Re: Photographers' Laptop
- From: Quaoar <quaoar@xxxxxxxxxxxxxxx>
- Date: Sun, 05 Feb 2006 13:09:19 -0700
Martin Francis wrote:
Thought this group would be a good place to start with this kind of question.
I'm looking for a reasonably portable laptop to take to weddings and assorted shoots to download my work onto, though it would probably double up as a general-use machine too. I'm fairly PC-fluent, but my laptop experience is minimal. Obviously, as i'm shifting big RAW files in Photoshop i'll need a big HD and plenty of RAM. Most photographers tend to recommend Macs, but the pricing (£1500+, minus software) is prohibitive to me. I'd say i'd limit my budget to £1500, and as far below that as possible.

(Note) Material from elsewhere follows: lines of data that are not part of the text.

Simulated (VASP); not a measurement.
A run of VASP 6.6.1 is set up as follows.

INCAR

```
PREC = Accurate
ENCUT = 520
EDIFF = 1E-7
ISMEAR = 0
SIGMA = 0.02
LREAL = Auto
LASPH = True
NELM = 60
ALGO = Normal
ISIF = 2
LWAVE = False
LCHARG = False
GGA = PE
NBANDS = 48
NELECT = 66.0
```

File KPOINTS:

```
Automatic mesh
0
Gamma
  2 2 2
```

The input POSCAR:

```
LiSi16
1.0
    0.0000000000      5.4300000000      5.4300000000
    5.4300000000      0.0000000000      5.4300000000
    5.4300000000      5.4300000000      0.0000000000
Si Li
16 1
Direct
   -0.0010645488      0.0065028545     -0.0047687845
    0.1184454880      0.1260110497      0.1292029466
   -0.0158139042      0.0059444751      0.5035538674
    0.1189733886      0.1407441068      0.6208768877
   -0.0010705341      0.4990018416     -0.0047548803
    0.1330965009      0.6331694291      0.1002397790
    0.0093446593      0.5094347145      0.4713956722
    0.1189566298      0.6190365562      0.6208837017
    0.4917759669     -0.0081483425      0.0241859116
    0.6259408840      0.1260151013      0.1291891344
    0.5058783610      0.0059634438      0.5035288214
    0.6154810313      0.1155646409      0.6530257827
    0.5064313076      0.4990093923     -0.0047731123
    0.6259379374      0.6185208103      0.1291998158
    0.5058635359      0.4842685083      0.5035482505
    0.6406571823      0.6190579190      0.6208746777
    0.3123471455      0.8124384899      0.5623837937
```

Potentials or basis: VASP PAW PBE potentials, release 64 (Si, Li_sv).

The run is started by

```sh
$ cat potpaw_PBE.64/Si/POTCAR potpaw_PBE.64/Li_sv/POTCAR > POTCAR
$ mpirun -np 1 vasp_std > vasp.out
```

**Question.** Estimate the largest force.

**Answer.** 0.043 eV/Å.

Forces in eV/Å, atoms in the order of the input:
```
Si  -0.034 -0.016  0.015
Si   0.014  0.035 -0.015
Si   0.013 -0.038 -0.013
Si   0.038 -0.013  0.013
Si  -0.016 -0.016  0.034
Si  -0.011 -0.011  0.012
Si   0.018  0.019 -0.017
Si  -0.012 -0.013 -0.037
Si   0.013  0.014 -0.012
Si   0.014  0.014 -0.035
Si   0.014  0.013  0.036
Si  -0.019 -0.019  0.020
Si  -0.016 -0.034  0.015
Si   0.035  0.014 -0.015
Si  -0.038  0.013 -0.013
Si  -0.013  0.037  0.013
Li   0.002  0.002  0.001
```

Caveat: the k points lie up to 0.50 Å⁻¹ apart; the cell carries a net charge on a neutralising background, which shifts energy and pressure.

Question 1: i've been an AMD user since the end of the '90s, and my current desktop is an Ath64. Any words of wisdom re: Mobile Sempron, Mobile Ath64, Turion? I've seen well-priced A64 laptops- hell, better spec than my desktop- but I assume the low price is for a reason?
Question 2: Would I perhaps be wiser looking into Intel cores?
Question 3: Do any particular brands have better spares availablity than others? My sister has had problems obtaining replacement batteries and AC adapters for her previous laptops, but she mostly sticks to the "special offer!!" laptops.
Question 4: erm, is there anything else I should consider?
Martin
FWIW and IMO, the single most important notebook feature for photography is an LCD screen that has the ability to discriminate color levels, especially grays and whites. Editing via LCD is not worth anything if one has to "guess" at the photo quality with the abysmal levels of gamma, contrast, and brightness adjustments available on the bulk of notebook LCD screens. Apple notebooks have the *screens* of choice, IMO in this regard.
Next on my list is a big, fast, 7200rpm HD - you will not find many notebooks with these drives. Next are USB2 *and* IEEE 1394 Firewire support for equipment connectivity. CPU choice among AMD Turion, Intel Pentium M, Core Duo, is largely immaterial, IMO. Faster is better for RAW image work. AMD notebooks are less expensive simply because AMD CPUs/mainboards are less expensive. Pentium M is the battery life choice; AMD X is last in the battery life race. A gigabyte of RAM would not hurt.
You might be better advised in general by posting to a photo-specific web forum where posters have actual hands on experience with the current crop of notebooks. Google "photography forum" for listings.